But with the Virginia Tech shootings still fresh in mind, board members Tuesday said they want an armed police officer at all future board meetings.
"I'm not sure that we need it," said Vice Chairwoman Sandra Nicholson. "But I don't want to wait until there's been a problem."
Hernando would join a growing list of area school boards with security at public meetings. Hillsborough, Pasco and Pinellas counties put at least one officer in every School Board meeting, said security director Barry Crowley. Counties such as Citrus, Sumter and Hernando have posted officers only when needed for controversial meetings or expulsion hearings.

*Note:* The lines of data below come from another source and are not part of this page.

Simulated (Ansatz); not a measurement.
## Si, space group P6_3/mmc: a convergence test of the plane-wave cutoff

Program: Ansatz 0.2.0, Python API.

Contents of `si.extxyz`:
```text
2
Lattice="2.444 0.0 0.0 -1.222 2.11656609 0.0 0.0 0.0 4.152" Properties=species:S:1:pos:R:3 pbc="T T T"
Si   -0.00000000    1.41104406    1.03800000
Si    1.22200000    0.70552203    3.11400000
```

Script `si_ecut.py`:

Crowley said Hernando school district offices are more secure during the day than they are during night meetings, when members of the public enter the building through the unguarded front door.
"We have parents who come onto campus inebriated or on drugs, or have an ax to grind with teachers," he told the board. "You just don't know who's going to show up at your board meetings."
While a majority of board members had previously voiced skepticism about the need for such measures, several members seemed swayed by Crowley's assessment at the afternoon session.
"Over the years I've gone through some pretty testy expulsion hearings," said board member Jim Malcolm. "Knowing people can always retreat to the parking lot and pick up that rifle in the back of their pickup truck has always been unnerving."
Crowley said it would cost about $1,600 a year to hire a Hernando County Sheriff's Office or Brooksville Police Department officer at $23 per hour.
Alternatively, he said, the board could allow him to pursue certification with the Sheriff's Office as an auxiliary officer. He said he's a graduate of the law enforcement academy at Withlacoochee Technical Institute, has passed the state police exam, and already exercises some police powers in his current role.
Either way, the armed officer should appear at meetings in uniform, Crowley said. "Most of the deterrent you have at a board meeting is wearing a uniform."
Board members agreed to pursue both options, using an outside officer for most meetings but also supporting Crowley's certification as a backup option. The issue will return to the board for a final vote.